Geohashing Conquers the South Pole
New submitter Kjellander writes "Randall, of xkcd fame, and inventor of Geohashing, has commented on the recent successful expedition of a Globalhash less than 1 km from the Amundsen-Scott research station by 5 brave scientists staying there over winter. The last continent has been conquered and many records broken."
It may be cold at the South Pole, but it's Summer there.
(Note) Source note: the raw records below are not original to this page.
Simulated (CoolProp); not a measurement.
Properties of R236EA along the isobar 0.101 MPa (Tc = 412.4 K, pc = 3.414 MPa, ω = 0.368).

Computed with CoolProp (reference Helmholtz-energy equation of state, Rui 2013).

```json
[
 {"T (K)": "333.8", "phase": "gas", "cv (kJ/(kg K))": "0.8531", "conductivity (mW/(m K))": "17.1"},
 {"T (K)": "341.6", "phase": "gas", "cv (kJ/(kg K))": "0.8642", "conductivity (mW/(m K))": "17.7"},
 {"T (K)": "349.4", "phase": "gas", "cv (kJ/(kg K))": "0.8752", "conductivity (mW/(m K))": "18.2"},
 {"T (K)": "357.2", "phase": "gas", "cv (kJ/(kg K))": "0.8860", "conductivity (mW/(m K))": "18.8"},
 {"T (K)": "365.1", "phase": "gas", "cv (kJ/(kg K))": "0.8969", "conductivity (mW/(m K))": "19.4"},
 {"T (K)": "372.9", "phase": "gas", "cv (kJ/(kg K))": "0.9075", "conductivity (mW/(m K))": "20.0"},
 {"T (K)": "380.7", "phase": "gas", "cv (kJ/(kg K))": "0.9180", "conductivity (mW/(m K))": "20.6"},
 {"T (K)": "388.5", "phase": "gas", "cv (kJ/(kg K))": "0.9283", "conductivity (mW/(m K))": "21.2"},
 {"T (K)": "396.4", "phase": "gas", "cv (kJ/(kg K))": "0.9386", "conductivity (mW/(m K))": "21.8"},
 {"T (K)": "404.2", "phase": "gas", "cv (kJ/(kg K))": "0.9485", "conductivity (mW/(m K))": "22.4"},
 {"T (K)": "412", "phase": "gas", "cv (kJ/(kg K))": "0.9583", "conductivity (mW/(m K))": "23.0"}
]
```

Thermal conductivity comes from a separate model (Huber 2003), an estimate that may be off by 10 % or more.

geohashing is creating a random lat/long pair based on data that can only be known a little while ahead of time. Take the string "YYYY-MM-DD-#" where # is the opening of the DOW stock exchange, and create a 32bit MD5 checksum of that string. Convert the first 16 bits to decimal 0.XXXXX (convert hex to decimal, prepend 0.####) and the second 16 bits to 0.YYYYY. Now, take your current location, say 37.4215 -122.0855. Well, the location for that day's gathering near you would be at 37.XXXXX by -122.YYYYY. So you can see it isn't really a replacement for latitude and longitude, it's just a way to find a random place to gather.
Globalhashing is nearly the same. Take (180*0.XXXXX)-90 for latitude, (360*0.YYYYY)-180 longitude. Greater than a 70% chance that the day's globalhash will be in the ocean.